Majindeite (IMA 2012-079), Mg2Mo3O8, is a new mineral, occurring as submicrometer-sized crystals with Ni-Fe and Ru-Os-Ir alloys, ± apatite and Nb-oxide. The observed assemblages are partially or wholly enclosed by MgAl2O4 spinel in a Type B1 Ca-Al-rich inclusion, ACM-2, from the Allende CV3 carbonaceous chondrite. The type majindeite has an empirical formula of (Mg1.57Fe0.43)Mo3.00O8, and a nolanite-type P63mc structure with a = 5.778 Å, c = 9.904 Å, V = 286.35 Å3, and Z = 2, leading to a calculated density of 5.54 g/cm3.

Majindeite likely formed during the subsolidus oxidation of Mo-rich precursor phase(s) included in Fe-Ni rich alloys in a system that was open to O, Mg, and Ca, which were derived externally and introduced via cracks, subgrain boundaries, and/or surfaces exposed at the exterior of the spinel. If magnetite existed in the phase assemblage, it was lost due to Fe volatilization prior to the formation of majindeite. The immediate precursor to majindeite was likely kamiokite. Majindeite formed during an oxidation event contemporaneous with or postdating the formation of grossular-rich veins in melilite.

Kamiokite, the Fe-rich analog of majindeite, also occurs in ACM-2 but only within phase assemblages that contain magnetite and which are entirely enclosed in melilite ± alteration products. Here, grossular-rich veins are not observed and the coexisting awaruites are more Fe-rich than those observed with majindeite. As with majindeite, the precursors for kamiokite grains were also likely to have been Mo-rich alloys, but the Mo-oxide remained magnetite-saturated throughout the alteration process and therefore remained Fe-rich.

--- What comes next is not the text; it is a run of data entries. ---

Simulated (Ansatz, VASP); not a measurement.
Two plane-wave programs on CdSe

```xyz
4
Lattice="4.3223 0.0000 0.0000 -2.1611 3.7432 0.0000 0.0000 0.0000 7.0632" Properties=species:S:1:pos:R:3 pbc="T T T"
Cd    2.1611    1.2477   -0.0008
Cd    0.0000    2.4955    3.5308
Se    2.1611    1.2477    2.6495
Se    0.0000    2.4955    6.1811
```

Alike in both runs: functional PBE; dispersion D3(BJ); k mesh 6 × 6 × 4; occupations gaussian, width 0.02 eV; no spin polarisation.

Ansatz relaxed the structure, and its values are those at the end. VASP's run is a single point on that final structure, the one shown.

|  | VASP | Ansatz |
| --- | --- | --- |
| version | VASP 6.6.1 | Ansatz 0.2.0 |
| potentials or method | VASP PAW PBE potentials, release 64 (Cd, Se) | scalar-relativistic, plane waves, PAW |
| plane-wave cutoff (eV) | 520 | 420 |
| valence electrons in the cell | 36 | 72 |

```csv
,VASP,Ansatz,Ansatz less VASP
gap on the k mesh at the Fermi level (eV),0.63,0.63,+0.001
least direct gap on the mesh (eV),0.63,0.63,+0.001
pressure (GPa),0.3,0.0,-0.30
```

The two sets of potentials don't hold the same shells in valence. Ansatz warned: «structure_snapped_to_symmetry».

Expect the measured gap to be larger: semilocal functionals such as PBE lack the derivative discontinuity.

Keywords: Majindeite; Mg2Mo3O8; new mineral; kamiokite group; Allende meteorite; CV3 carbonaceous chondrite; EBSD; Ca-Al-rich inclusions

Acknowledgments

SEM, EBSD, and EPMA analyses were carried out at the Caltech GPS Division Analytical Facility, which is supported, in part, by NSF Grants EAR-0318518 and DMR-0080065. J.R.B. acknowledges NASA grant NNG04GG14G. We thank Steven Simon, Makoto Kimura, and associate editor Rhian Jones for their constructive reviews.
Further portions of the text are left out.